Skip to content

Source setup

Cr8tor Solution supports multiple source data types including Databricks Unity Catalog and various SQL databases. The cr8tor publisher microservices (metadata-service and publish-service) can work with different source types.

Supported Source Types

The following source types are currently supported:

  • DatabricksSQL - Databricks Unity Catalog
  • PostgreSQL - PostgreSQL databases
  • MySQL - MySQL databases
  • MSSQL - Microsoft SQL Server databases

Each source type has different connection parameters and credential requirements as detailed below.

Databricks Unity Catalog

If Databricks Unity Catalog is the source dataset, this will be recognised in Metadata and Publish Services as databrickssql type in DAR project access file.

Connection to Databricks Unity Catalog is made with Databricks Workspace Service principal. See here how to set up the SPN, add secrets and grant relevant access and permissions.

Databricks Connection Parameters

  • host_url: Databricks workspace URL (e.g., https://<workspace>.azuredatabricks.net)
  • http_path: SQL warehouse HTTP path (e.g., /sql/1.0/warehouses/<warehouse-id>)
  • port: Connection port (default: 443)
  • catalog: Databricks Unity Catalog name

Databricks Credential Requirements

Databricks sources use Service Principal authentication and require the following credential keys:

  • spn_clientid: Key name in secrets provider containing the Service Principal client ID
  • spn_secret: Key name in secrets provider containing the Service Principal secret

SQL Databases (PostgreSQL, MySQL, MSSQL)

SQL database sources are recognised in Metadata and Publish Services by their respective types: postgresql, mysql, mssql, or sqlserver.

SQL Database Connection Parameters

  • host_url: Database server URL (e.g., mysql-server.example.com)
  • database: Database name to connect to
  • port: Database connection port (varies by database type)

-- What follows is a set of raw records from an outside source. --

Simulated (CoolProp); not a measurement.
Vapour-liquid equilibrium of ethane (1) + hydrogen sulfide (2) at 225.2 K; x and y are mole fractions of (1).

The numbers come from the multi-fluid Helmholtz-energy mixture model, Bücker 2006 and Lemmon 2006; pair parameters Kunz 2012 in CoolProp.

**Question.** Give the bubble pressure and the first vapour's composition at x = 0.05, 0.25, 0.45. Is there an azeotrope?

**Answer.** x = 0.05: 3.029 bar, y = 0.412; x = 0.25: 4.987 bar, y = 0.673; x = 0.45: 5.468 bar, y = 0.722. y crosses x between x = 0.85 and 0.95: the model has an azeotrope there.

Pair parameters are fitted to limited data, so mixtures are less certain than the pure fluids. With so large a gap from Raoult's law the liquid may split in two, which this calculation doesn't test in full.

SQL Database Credential Requirements

SQL database sources use username/password authentication and require the following credential keys:

  • username_key: Key name in secrets provider containing the database username
  • password_key: Key name in secrets provider containing the database password

Credential Configuration Examples

Databricks Unity Catalog Example

[source]
type = "databrickssql"
host_url = "https://workspace.azuredatabricks.net"
http_path = "/sql/1.0/warehouses/warehouse-id"
port = 443
catalog = "my_catalog"

[credentials]
provider = "AzureKeyVault"
spn_clientid = "databricks-spn-client-id-secret"
spn_secret = "databricks-spn-secret-secret"

PostgreSQL Example

[source]
type = "postgresql"
host_url = "postgres-server.example.com"
database = "my_database"
port = 5432

[credentials]
provider = "AzureKeyVault"
username_key = "postgres-username-secret"
password_key = "postgres-password-secret"

MySQL Example

[source]
type = "mysql"
host_url = "mysql-server.example.com"
database = "my_database"
port = 3306

[credentials]
provider = "AzureKeyVault"
username_key = "mysql-username-secret"
password_key = "mysql-password-secret"

MSSQL Example

[source]
type = "mssql"
host_url = "mssql-server.example.com"
database = "my_database"
port = 1433

[credentials]
provider = "AzureKeyVault"
username_key = "mssql-username-secret"
password_key = "mssql-password-secret"